Although many scholars have studied terrorism, few scholars have ever studied terrorism from the aspect of its initial origins in social movements. Not only is research concerning this phenomenon outdated, but there has also been no consensus as to what causes terrorism. Many contemporary terrorist organizations were once social movements that formed for a specific purpose using nonviolent tactics to accomplish their agenda. Eventually, terrorist tactics became the method of choice for these once peaceful social movements.

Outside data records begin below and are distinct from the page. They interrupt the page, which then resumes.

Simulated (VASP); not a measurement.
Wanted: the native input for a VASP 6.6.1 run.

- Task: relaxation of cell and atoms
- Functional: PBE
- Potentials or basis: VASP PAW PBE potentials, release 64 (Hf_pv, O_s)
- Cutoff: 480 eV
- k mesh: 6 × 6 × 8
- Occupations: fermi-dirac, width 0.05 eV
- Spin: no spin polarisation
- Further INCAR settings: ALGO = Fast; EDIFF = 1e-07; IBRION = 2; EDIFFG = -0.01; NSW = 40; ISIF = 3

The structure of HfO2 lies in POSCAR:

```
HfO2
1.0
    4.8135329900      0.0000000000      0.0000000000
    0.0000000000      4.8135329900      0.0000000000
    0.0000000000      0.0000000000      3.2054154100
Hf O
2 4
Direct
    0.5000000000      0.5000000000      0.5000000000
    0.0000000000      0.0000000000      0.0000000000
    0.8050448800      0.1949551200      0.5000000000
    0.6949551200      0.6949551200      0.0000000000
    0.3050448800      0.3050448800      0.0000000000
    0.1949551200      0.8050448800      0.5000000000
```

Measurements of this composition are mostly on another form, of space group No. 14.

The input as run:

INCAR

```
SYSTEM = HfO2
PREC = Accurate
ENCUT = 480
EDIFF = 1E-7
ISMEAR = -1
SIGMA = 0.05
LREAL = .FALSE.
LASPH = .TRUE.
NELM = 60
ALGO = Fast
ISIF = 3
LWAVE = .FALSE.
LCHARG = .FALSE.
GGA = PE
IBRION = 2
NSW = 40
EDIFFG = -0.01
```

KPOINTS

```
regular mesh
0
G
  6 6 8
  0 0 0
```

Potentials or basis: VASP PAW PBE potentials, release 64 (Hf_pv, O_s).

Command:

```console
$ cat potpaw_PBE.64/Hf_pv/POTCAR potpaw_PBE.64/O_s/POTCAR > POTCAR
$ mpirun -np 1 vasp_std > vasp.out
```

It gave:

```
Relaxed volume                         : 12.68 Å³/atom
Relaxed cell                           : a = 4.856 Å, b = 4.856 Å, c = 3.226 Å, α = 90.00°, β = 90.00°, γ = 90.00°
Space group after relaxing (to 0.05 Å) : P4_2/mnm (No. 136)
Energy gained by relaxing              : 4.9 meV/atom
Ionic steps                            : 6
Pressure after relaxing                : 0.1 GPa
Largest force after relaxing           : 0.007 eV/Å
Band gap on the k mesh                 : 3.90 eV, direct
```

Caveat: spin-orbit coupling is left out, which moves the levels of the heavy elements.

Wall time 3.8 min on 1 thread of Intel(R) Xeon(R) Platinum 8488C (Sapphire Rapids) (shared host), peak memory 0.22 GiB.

Volatile Social Movements and the Origins of Terrorism: The Radicalization of Change, by Christine Sixta Rinehart, focuses on why this transition occurred; why did a peaceful social movement transition to a terrorist organization? The case studies in this book include the Muslim Brotherhood, the ETA, the FARC, and the LTTE. The study focuses on the individual characteristics, group dynamics, and external forces that caused social movements to use terrorist tactics. It is ascertained who made the decision to use terrorism, and why and how that person or group of people ascended to a leadership position within the social movement. After the (person) people, time, and place are found pertaining to the first decision to use terrorism, Sixta Rinehart examines why terrorism became an attractive option for each social movement. Volatile Social Movements and the Origins of Terrorism asks a necessary question for scholars and researchers in counterterrorism and international policy: Under what conditions do social movements resort to the use of terrorist tactics?